The edge computing paradigm is analyzed in section
3, where we explain the use of reservoir sampling
(algorithm R) in the proposed scheme and we try to
quantify the era duration of an event. In section 4 we
describe a few implementation issues such as the use
of Varnish Cache. Section 5 describes the metrics and
results of our simulation. Finally, the paper is
concluded in section 6.
2 RELATED WORK
Related work primarily refers to the problem of
turning Big data into small data to meet scalability
requirements in different infrastructure types.
Di Martino, Aversa, Cretella, Esposito &
Kolodziej (2014) survey the developments on Cloud
Computing concerning the big data issue with a
critical analysis and show the further direction to the
new generation multi-datacenter cloud architectures
for storage and management. It presents several cloud
platforms offering big data-oriented services, like
PiCloud, Google BigQuery, Amazon Elastic
MapReduce, etc. Furthermore, it makes an attempt to
classify the services related to big data management,
like data collection, curation, integration and
aggregation, storage, and analysis and interpretation,
among the different cloud providers. It concludes that
distributed data applications across geographically
distributed data centers appear as a good solution for
the efficient management of big data in the clouds.
The researchers, Tao, Jin, Tang, Ji & Zhang
(2020), try to solve the problem of network resource
redundancy and overload in the IoT architecture.
They propose a model of cloud edge collaborative
architecture that combines cloud and edge computing,
centralized and decentralized, respectively, trying to
fulfill the requirements of computing power and real-
time analysis of big local data. Moreover, they
combine the complex network and data access with
the management requirements of the IoT. The Power
IoT architecture uses four layers: the perception layer,
the network layer, the platform layer, and the
application layer. Nevertheless, there is a
management collaboration and coordination of
computing tasks problem between the platform layer,
application layer and the edge computing network,
not to mention the increasing cost of construction,
operation, and maintenance of the system.
The authors Zhou, Liu & Li (2013) examine the
net effect of using deduplication for big data
workloads, considering the increasing complexity of
the data handling process, and elaborate on the
advantages and disadvantages of different
deduplication layers (local and global). The term
‘local deduplication layer’ refers to the fact that
deduplication is only used within a single VM, and
the relevant mechanism can detect replicas within a
single node. The term ‘global deduplication layer’

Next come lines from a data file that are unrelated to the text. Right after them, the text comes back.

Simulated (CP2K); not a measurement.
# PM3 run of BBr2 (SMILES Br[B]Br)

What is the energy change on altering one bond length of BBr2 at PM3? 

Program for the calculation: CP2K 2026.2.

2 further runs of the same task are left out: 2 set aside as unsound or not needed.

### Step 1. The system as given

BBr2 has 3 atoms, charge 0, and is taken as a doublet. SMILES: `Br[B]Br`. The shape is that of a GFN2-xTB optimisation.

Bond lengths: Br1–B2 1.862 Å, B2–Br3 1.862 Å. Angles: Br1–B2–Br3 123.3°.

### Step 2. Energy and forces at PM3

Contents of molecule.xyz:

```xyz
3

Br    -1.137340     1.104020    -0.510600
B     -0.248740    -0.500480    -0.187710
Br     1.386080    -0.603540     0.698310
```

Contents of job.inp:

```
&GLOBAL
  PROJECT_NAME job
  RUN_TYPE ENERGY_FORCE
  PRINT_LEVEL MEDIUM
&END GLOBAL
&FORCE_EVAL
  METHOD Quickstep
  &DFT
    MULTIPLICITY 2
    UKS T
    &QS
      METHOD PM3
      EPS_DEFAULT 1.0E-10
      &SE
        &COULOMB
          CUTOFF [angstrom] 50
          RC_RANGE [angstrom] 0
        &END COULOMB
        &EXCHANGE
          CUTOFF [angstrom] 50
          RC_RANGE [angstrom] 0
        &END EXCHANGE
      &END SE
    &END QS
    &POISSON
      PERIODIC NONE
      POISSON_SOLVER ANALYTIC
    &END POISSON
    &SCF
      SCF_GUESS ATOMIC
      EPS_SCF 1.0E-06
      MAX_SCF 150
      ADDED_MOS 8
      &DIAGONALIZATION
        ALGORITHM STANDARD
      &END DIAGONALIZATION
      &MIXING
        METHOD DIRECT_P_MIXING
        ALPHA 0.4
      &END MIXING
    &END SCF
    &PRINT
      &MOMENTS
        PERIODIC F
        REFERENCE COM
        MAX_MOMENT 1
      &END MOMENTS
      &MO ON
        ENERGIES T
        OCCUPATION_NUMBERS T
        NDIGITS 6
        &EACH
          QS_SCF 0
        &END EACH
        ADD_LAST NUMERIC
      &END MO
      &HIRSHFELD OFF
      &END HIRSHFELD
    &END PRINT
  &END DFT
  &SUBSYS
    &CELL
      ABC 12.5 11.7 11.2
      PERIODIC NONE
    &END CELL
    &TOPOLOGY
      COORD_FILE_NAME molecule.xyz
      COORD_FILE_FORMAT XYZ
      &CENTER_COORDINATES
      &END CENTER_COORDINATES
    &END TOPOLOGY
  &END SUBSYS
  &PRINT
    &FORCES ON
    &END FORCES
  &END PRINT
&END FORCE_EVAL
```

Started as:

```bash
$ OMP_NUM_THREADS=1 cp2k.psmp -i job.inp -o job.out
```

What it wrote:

means that the deduplication technique is applied
across different VMs. In the first case, different VMs
are assigned to different ZFS (deduplication tool)
pools, and in the second case, all VMs are assigned to
the same ZFS pool. Local deduplication cannot fully
remove all the replicas. This fact leads to a negative
performance with the increase of active datasets. The
performance becomes slightly better when more
nodes are deployed because local deduplication can
leverage the parallelism for hash computation and
indexing. It also maintains data availability. On the
contrary, global deduplication has the opposite results
and presents a positive performance.
Xia et al. (2011) present a near-exact
deduplication system, named SiLo, which, under
various workload conditions, exploits similarity and
locality in order to achieve high throughput and
duplicate elimination and, at the same time, low RAM
usage. SiLo is trying to exploit similarity by grouping
correlated small files and segmenting large files. In
addition, it tries to exploit locality in the backup
stream by grouping contiguous segments into blocks
in order to capture duplicate or similar data that is
missing during similarity detection.
Hillman, Ahmad, Whitehorn, & Cobley (2014)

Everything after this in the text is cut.